Anscombe’s Quartet is a group of 4 datasets with almost identical mean and sample variance in X and Y, correlation between X/Y, linear regression lines, and R^2 value of those lines.

When you plot them, though, it becomes abundantly clear that those summary statistics are not sufficient to draw effective conclusions about the data. To be clear, summary statistics are often still useful, especially for automated approaches. But when a human is in the analysis loop, visualisation is essentially always preferable.

The human visual system is extremely useful and robust and probably the most general tool that we have for analysing data. Before visualising a mystery dataset, we probably have no idea if a pattern exists; if it makes sense to try and fit a line or curve or classify into clusters, to use a hard or fuzzy classifier, or to do some other kind of data magic. The scatter and line plots as ways you can represent data did not always exist! They had to be invented, as did any other method we use; how much more difficult data analysis would be if we only ever viewed it in tabulated form.

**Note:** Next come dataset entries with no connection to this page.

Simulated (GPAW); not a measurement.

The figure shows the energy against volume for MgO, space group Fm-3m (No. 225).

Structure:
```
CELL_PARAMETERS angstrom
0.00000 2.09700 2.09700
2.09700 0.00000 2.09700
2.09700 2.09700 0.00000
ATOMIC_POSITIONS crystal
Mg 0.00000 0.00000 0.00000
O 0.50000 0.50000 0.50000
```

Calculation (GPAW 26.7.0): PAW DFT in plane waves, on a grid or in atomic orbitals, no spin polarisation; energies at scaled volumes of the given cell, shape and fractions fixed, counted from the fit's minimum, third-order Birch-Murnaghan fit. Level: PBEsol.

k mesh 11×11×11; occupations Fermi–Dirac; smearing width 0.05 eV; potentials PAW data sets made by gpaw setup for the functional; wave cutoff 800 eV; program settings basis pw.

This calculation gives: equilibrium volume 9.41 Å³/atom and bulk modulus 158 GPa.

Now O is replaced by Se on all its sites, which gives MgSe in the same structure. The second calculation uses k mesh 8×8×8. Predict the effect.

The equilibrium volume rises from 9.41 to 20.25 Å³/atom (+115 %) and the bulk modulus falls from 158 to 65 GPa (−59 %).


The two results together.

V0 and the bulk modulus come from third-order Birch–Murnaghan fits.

Always visualise first. It can prevent hours or weeks or worse on wild goose chases. Our brains evolved to notice patterns and anomalies and make predictions based on those observations - though you should try to avoid hallucinating patterns where there are none. Before coming up with any clever tricks, just… look? Just look at the data, and important qualitative information will become clear to you. And if you can Do The Thing when you look at the data, like identify some pattern, then rather than throwing speculative machine learning techniques at opaque and inscrutable datasets to Do The Thing, the ML has to learn a pattern your brain already knows is there - and rather than praying that Big Data Majjicks make an answer fall out, you can be confident that it’s a problem which can be solved at all.